Additional metrics specific to object detection include mAP@0.5 [13]. The mAP@0.5 metric measures detection accuracy at a 50% overlap threshold between the predicted bounding box and the ground truth box (Intersection over Union, IoU). For detecting abandoned luggage in our scenario, pinpoint bounding-box accuracy is not strictly necessary, making the 50% IoU (Figure 7.) accuracy threshold the most relevant.
B. 
Quantitative results and discussion
The model results with respect to mAP@0.5 precision are shown in Figure 8. The graphs show that the original results for all models improved significantly after fine-tuning on the adjusted datasets. For instance, YOLOv8m model trained on CCTV-Korzo+Dusslerdoff achieves an mAP@0.5 of 79.18%, whereas the baseline model manages only 3.34%. Both YOLO models achieve the best results on the combined Korzo + Düsseldorf set, even 5% better than on the Düsseldorf set, while the DEIT model achieves equal cuts on both sets. It is interesting to note that the Korzo + Düsseldorf set is an extension of the Düsseldorf set, with the images of surveillance cameras on the Korzo city promenade, which shows that the inclusion of images taken from a similar perspective from another domain had a positive effect on improving the performance of the models. Interestingly, both YOLO models fine-tuned on the Korzo + Düsseldorf set achieve significantly, even 30% better results than the fine-tuned DETR model. The significantly worse results of the DETR transformer than the YOLO models are probably due to small objects in the images that the model failed to detect, since previous studies have shown that transformers often struggle with detecting small objects due to their global attention mechanism, as they can dilute fine-grained details [12].
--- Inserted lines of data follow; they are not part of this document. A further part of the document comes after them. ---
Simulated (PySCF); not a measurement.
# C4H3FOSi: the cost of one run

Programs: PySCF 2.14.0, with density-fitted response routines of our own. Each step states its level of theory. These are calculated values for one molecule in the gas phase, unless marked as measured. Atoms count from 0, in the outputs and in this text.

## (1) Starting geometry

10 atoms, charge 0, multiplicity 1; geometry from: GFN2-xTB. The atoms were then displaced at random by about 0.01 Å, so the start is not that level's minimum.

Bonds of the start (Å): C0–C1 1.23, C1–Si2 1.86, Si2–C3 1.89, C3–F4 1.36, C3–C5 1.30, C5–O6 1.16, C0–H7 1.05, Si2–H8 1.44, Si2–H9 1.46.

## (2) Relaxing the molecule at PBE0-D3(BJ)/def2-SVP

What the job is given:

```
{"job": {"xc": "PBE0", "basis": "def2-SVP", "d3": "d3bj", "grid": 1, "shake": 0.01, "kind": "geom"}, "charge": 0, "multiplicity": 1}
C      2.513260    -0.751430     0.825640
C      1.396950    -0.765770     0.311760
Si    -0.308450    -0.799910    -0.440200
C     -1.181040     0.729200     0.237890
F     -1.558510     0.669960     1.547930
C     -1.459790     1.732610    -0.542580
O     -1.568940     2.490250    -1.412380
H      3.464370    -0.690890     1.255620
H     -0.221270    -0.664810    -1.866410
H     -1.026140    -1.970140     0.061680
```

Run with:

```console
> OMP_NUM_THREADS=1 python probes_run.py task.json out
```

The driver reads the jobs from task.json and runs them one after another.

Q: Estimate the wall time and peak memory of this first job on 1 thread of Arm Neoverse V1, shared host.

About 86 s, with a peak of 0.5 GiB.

Models YOLOv8 and YOLOv11 fine-tuned on the Korzo + Düsseldorf set (labeled as YOLOv8(KD) and YOLOv11(KD)) achieve very good detection results, so on the same set we fine-tuned all versions of the model to be able to choose the one that gives the best performance in real time. Table 3 compares the performance of YOLOv8(KD) and YOLOv11(KD) model variants across different sizes (nano, small, medium, and large) using three key metrics: Precision, Recall, and mAP@50. The results were achieved on the validation set during model training and show the performance achieved in the best epoch of model learning.
All versions of both models achieve very good results ranging from 0.69 to 0.77 for mAP precision, i.e., precision from 71% achieved by the smallest version of the YOLOv8(KD) model to 79% achieved by the YOLOv8(KD)-m version. Recall ranges from 68% for the YOLOv8(KD)-n model to the highest of 81% achieved by the YOLOv11(KD)-l model. The performance between the model variants in the YOLOv8(KD) and YOLOv11(KD) families is mostly similar or with a small difference of around +/- 2%. A more noticeable difference between the performance between the YOLOv8(KD) and YOLOv11(KD) family model versions of 7% and 4%, respectively, can be observed only in the larger model versions.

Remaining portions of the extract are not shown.